Recovering lost education

John Nichols, President of the Tutors' Association, shares how schools can make use of the National Tutoring Programme

The UK has embarked upon a truly ambitious endeavour to provide state-funded tuition to disadvantaged students across the country (initially only England, as education is a devolved matter). Whilst the National Tutoring Programme (NTP) and the associated £350 million of funding that it comes with - around one third of the total £1 billion catch-up funding - caught almost everyone slightly off-guard when it was first announced, it is not difficult to imagine why the government has taken this approach.

Why a National Tutoring Programme?

Expert tuition is one of the oldest and highest-impact forms of educational intervention. It is widely known that a good tutor can have a transformative effect on a student's education in a way that is without parallel - a truly personalised learning experience. The Education Endowment Foundation's (EEF) own analysis suggests that one-to-one tuition can bring about around five additional months' of progress - the equivalent of giving a student an extra Spring and Summer term's worth of education.

The EEF's analysis is itself fairly limited at present, despite showing a high level of impact for tuition. Nonetheless, comparatively few tuition models have been studied, with a focus on tuition delivery by school staff or volunteers with comparatively little tuition experience. However, effective tuition is a complex and intense form of education, distinct from classroom teaching. As President of The Tutors' Association, with many thousands of hours of both professional tuition and classroom teaching experience to date, I know this very well.

It seems likely that tuition delivered by expert professionals, such as members of The Tutors' Association, could have an even greater impact; some of our tutors are among the best in the world and are held in high regard internationally, yet they have not been included in EEF trials to date. Perhaps more importantly, there is the opportunity for professional tuition to be robustly evaluated, which many tutors and tuition providers will welcome. Professional tutors can now be made available to schools on a massive scale under the NTP.

How can schools secure support under the NTP?

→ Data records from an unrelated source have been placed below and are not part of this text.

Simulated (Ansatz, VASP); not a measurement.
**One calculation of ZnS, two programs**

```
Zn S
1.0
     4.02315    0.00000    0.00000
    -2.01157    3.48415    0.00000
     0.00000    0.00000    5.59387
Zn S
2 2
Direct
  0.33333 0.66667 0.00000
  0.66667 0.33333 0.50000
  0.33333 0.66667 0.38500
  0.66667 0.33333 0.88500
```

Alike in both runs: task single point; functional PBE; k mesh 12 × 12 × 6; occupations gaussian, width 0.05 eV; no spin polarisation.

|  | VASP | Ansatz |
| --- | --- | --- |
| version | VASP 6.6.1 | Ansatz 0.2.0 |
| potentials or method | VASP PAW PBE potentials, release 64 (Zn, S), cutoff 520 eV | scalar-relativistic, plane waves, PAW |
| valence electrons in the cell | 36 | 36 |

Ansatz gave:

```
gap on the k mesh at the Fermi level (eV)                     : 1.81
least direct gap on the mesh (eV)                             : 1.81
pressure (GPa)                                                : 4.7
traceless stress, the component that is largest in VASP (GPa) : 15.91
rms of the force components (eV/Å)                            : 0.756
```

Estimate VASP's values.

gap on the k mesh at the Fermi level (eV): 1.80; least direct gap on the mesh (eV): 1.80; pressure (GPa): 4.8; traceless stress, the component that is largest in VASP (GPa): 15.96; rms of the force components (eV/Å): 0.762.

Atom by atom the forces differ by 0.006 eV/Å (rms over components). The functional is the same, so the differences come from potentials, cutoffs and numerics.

School leaders will no doubt be considering where to start and how to secure good quality tuition for their own pupils. There will be two strands to the NTP: NTP Partners, which includes the provision of professional, expert tutors to provide subsidised tuition to schools, and NTP Academic Mentors (also referred to as 'NTP Coaches') which will mean placing recent graduates into schools to act as academic mentors, coordinated by TeachFirst. NTP Academic Mentors will be paid for by the school - presumably out of the total catch-up funding, although exactly which part of the budget this will come from is not yet clear.

Under the NTP Partners aspect of the programme, the EEF is looking to fund a significant number of organisations or consortia to provide tuition services directly to schools as 'approved providers', working closely with schools to supply the specialist academic support required. The tuition (expected to be charged at a flat rate of £50 per hour) will be subsidised by up to 75% by the EEF and schools will be able to use other catch-up or Pupil Premium funding to pay for their 25% contribution.

From around October at the earliest, state-maintained schools are expected to be able to book subsidised tuition through the approved providers - although the programme is not expected to be scaled up until January 2021. The EEF is currently working through the details of how schools will be able to secure the relevant subsidy and how exactly tuition providers will be paid.

Private schools are not eligible for the subsidy under the NTP. However, some of the approved providers will no doubt be very happy to offer similar high-impact tuition services to private schools at the same kind of reasonable rate.

What will tutors do under the NTP and how can schools get good value?

One of the most important and useful aspects of the NTP is that the service provided for schools will be flexible. There do not currently appear to be any firm stipulations on what NTP-subsidised tuition can or cannot be used for. It can be used to deliver small-group tutorials or individual, one-to-one assistance; it will focus on the core subjects but, in general, the NTP is expected to be very flexible. It will be for schools - as clients - to choose what they would like.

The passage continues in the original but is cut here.